# Exploring Hacker News Posts

## 1. Introduction

In this project, we'll work with a dataset of submissions to a popular technology site known as Hacker News.

Hacker News was started by the startup incubator Y Combinator, where user-submitted stories (known as "posts") receive votes and comments in a similar vein to Reddit. Hacker News is overly popular within technology and startup circles and hence, posts at the top of the Hacker News listings can get thousands of visitors as a result.

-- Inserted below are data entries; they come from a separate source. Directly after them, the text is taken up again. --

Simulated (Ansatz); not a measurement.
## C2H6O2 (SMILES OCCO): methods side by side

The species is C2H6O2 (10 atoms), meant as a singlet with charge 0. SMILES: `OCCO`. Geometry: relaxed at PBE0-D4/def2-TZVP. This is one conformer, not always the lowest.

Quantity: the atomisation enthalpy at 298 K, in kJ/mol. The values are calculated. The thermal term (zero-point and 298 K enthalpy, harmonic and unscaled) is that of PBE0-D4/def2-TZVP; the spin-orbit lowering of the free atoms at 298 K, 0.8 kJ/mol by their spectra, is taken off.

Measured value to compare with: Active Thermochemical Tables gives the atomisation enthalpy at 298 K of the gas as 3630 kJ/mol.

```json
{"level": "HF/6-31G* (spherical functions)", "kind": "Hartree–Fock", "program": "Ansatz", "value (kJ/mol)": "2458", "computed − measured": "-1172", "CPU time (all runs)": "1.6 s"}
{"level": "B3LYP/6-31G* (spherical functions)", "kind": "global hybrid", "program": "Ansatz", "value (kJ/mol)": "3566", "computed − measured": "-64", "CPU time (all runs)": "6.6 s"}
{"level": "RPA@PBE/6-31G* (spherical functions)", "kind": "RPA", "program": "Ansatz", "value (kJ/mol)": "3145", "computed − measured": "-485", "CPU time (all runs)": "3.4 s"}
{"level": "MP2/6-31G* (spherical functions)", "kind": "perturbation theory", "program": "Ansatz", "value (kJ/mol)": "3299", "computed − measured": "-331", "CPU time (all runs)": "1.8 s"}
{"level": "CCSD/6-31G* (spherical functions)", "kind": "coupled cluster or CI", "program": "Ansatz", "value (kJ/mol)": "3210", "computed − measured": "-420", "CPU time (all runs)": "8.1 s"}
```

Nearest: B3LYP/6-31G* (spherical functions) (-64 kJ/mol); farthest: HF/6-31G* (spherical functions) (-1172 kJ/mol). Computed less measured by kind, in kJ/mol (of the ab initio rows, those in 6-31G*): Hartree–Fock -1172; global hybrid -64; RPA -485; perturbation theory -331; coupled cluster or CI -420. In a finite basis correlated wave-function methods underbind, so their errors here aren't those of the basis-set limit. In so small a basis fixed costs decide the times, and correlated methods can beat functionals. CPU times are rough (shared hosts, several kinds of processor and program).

The original data source in Kaggle which can be accessed here contains nearly 300,000 rows in total but this has been reduced to roughly 20,000 rows by removing submissions without any comments, then randomly sampling from the remaining observations. The descriptions of the columns are as follows:

- **id**: the unique identifier from Hacker News for the post
- **title**: the title of the post
- **url**: the URL that the posts links to, if the post has a URL
- **num_points**: the number of points the post acquired, - calculated as the total number of upvotes minus the total number of downvotes
- **num_comments**: the number of comments on the post
- **author**: the username of the person who submitted the post
- **created_at**: the date and time of the post's submission

### 1.1 Loading the Data

Before we get started, we have to read in the data from the **hacker_news.csv** file as a list of lists.

In [1]:
from csv import reader

opened_file = open('hacker_news.csv')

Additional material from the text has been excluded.